Valentine’s Day all around us

By Janice Edwards / The Bulletin

“Love and Magic have a great deal in common. They enrich the soul, delight the heart, and they both take practice.” - Nora Roberts


We celebrate a day of love and affection, Valentine’s Day, on Feb. 14 every year. We give and get gifts of cards, box-shaped hearts filled with chocolates, champagne, lavish candlelight dinners and jewelry. Sometimes I think that this celebration of love is getting just too commercial. But when I do, all I have to do to change my mind is look around me.

I live in the country, and I view wildlife every day. So, if I look, I see that they are getting in on the celebration as well. Birds are the most noticeable. For instance, Purple Martin houses should be placed out each year by Valentine’s Day for the heralds of the song of spring to roost. Pelicans and Roseate Spoonbills take on breeding plumage.

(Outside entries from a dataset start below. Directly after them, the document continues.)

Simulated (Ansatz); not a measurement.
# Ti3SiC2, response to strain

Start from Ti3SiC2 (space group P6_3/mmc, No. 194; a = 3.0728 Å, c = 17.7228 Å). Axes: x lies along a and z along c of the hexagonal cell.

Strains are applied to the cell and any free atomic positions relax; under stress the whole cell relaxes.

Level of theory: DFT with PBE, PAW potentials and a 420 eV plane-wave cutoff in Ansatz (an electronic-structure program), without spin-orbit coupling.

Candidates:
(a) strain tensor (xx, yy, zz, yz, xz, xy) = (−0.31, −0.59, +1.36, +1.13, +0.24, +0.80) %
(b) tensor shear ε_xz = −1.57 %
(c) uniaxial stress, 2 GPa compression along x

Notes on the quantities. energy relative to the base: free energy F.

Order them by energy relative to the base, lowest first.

I get my camera out this time of year as the spring migration starts, and I try to capture the rapture.

One year, I photographed a male and female brown pelican sitting on a log, forming a heart. I call that picture “Lovebirds.” It’s not the most beautiful picture in the world, but it brings to mind what “Love” looks like, much like the gold unicorn charm on the necklace I always wear. Roy bought it for me when we first started dating, and it is a constant reminder that I am loved.

This is the story of the gold unicorn.

When you discover that your relationship has gone past spending time together briefly to share a meal, or catch a popular new movie, dating takes on a heightened characteristic. What matters most to one becomes the other’s concern.

Roy and I had just reached that tenuous state in our relationship, when introductions to his grown daughter, Shirlene, from a previous marriage, were in order. I knew she was the apple of his eye, so as we reached the sidewalk leading to her door, I stopped dead. If she liked me, then I was “in” with her dad, but if she didn’t … Well, I didn’t even want to think about that.
Luckily, Roy saw my hesitation and said, “Don’t worry, she’s going to love you.” When Shirlene opened the door, it was like we had known each other all our lives. There was an instant bond between the two of us.

Not long after meeting Shirlene, Roy called me. He was concerned for his daughter. She had called to tell him she had been laid off. That news alone would have been bad enough, but she was recovering from her own divorce and had just signed a new apartment lease. Her future looked bleak.

Roy was working as a warehouse manager and could not leave until all the trucks were loaded out for delivery the next day. But I lived close to Shirlene. He asked me if she could come to my place and if I could keep her occupied until he could get there.

Though our relationship was still new, and I had no idea how I could console Shirlene, I called her and asked her to come over. I got out some snacks and opened a bottle of wine. Then we proceeded to talk – about everything. I think we solved all the problems of the world that night, and I had turned her tears into laughter before her dad arrived. When he did, he gave his daughter the fatherly assurances only he could give, and it wasn’t long before the world was no longer coming to an end.
When they left, Roy thanked me for giving his daughter a new outlook on life. I was glad I could help, but all she really needed was someone to listen that night.

I really didn’t understand how this situation had affected Roy, though, until our next date. Roy came by to take me to dinner, but before we left the apartment, he reached in his pocket, pulled out a small white jewelry box and gave it to me.

When I opened the box, there lay a prancing solid gold unicorn on a chain. I was speechless. He gently lifted my chin so that I was looking at him square in the eyes when he said, “I’ll never forget you helping my daughter like that. I got you this unicorn because I hope our relationship will always be magic.”

After a year of dating followed by 33 years of marriage, and multiple broken necklace chains, Roy and I are still together, and I still wear that unicorn. It might not be as bright as it was when he gave it to me, but, like family, it still invokes the magic of love.